Embedded Wednesdays: A Crash Course in C - Part 1 - Integers

When we did a post-mortem on the first in-person session of Embedded Wednesdays, the embedded systems programming course that I lead at ENTS, the biggest issue was the need for more information about the C language.

Now that we have had an introduction to embedded systems programming, it’s time to introduce the C language.

#pragma section(introduction)

I covered the history of C in my programming language post, so we know why C is still around and how long it’s been here for, and the fact that it has a lot of traction in embedded systems. In the next group of posts I will be providing an introduction to C. This will be a crash course for some and a review for others.

#pragma section(data, integer)

C provides numerous built-in data types; integers, floating point, pointers, enums, arrays, structures, and unions. This week we will start with integers, later we will move on to the other data types.

Integers are numbers that don’t have a fractional part, just the whole number part. You use integers for counting, calculating, and in C, defining the size of arrays and controlling loops. Integers are stored in variables which are memory locations which are given a name so they can be used later. Think of them like the X in all of those algebra problems you had in high school. A name with a value.

As I have said previously, computers are really stupid, they have a restriction on the size of a number that you can hold in a variable. If the number you store is too big for the variable, the computer will store whatever it can and not tell you that it threw the rest away. It’s like if we were to write a program and create a variable that can only hold an integer in the range 0 to 99, and we stubbornly decide to try to store the value 100. The program will actually store 0. This is the basis of the Y2K problem that you may have heard of. [1]

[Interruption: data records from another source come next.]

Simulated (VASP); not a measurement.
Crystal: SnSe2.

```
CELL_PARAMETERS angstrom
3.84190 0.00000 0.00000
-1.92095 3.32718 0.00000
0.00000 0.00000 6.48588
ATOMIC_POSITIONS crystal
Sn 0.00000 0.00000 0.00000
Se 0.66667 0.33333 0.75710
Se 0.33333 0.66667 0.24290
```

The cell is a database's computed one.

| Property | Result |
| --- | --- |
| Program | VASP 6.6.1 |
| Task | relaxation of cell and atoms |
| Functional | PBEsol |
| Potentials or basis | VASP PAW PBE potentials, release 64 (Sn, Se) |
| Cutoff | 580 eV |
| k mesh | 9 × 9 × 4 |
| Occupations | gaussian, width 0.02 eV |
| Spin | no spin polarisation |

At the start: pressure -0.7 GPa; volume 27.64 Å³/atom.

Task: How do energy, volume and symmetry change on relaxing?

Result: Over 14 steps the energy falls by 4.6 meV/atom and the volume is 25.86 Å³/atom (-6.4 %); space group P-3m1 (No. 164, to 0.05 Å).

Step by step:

How big can an integer be? Since the range of values that an integer variable can store are not specified in the C standard, the people that write your compiler will decide for you and there is no consensus. You should figure out what range of values the variables can handle before you use them, but nobody ever does and things occasionally break. To avoid this problem some header files were included in the 1999 version of C to avoid some of the popular sources of bugs. So let’s introduce our first best practice, don’t use the built-in data types like int and float.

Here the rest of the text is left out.